I've noticed that the word "monad" seems to be used in a somewhat inconsistent way. I've come to believe that this is because many (if not most) of the monad tutorials out there are written by folks who have only just started to figure monads out themselves (eg: nuclear waste spacesuit burritos), and so the term ends up getting kind of overloaded/corrupted.
In particular, I'm wondering whether the term "monad" can be applied to individual values of types like Maybe, List or IO, or if the term "monad" should really only be applied to the types themselves.
This is a subtle distinction, so perhaps an analogy might make it more clear. In mathematics we have, rings, fields, groups, etc. These terms apply to an entire set of values along with the operations that can be performed on them, rather than to individual elements. For example, integers (along with the operations of addition, negation and multiplication) form a ring. You could say "Integer is a ring", but you would never say "5 is a ring".
So, can you say "Just 5
is a monad", or would that be as wrong as saying "5 is a ring"? I don't know category theory, but I'm under the impression that it really only makes sense to say "Maybe
is a monad" and not "Just 5
is a monad".
In FP we often loosely say things like "arrays are monads" or "maybe values are monadic" etc. However, speaking more strictly, it is not the values (like [1, 2, 3] , Nothing , or Just(6) ) that are monads, but the context (the Array or Maybe "namespace" as you put it).
List as a data structure is not a Monad, but the fact that Scala's List implements flatMap is what gives it its monadic super-powers. It also needs to fulfil associativity, left unit and right unit laws to qualify as a Monad.
A monad is an algebraic structure in category theory, and in Haskell it is used to describe computations as sequences of steps, and to handle side effects such as state and IO. Monads are abstract, and they have many useful concrete instances. Monads provide a way to structure a program.

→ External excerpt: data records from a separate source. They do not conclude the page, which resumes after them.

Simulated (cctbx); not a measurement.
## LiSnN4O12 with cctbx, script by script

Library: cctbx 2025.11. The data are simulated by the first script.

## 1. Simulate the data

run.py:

Lists are a fundamental part of Haskell, and we've used them extensively before getting to this chapter. The novel insight is that the list type is a monad too! As monads, lists are used to model nondeterministic computations which may return an arbitrary number of results.
"Monad" (and "Functor") are popularly misused as describing values.
No value is a monad, functor, monoid, applicative functor, etc.
Only types & type constructors (higher-kinded types) can be.
When you hear (and you will) that "lists are monoids" or "functions are monads", etc, or "this function takes a monad as an argument", don't believe it.
Ask the speaker "How can any value be a monoid (or monad or ...), considering that Haskells classes classify types (including higher-order ones) rather than values?"
Lists are not monoids (etc). List a
is.
My guess is that this popular misuse stems from mainstream languages having value classes and not type classes, so that habitual, unconscious value-class thinking sneaks in.
Why does it matter whether we use language precisely? Because we think in language and we build & convey understandings via language. So in order to have clear thoughts, it helps to have clear language (or be able to at any time).
"The slovenliness of our language makes it easier for us to have foolish thoughts. The point is that the process is reversible." - George Orwell, Politics and the English Language
Edit: These remarks apply to Haskell, not to the more general setting of category theory.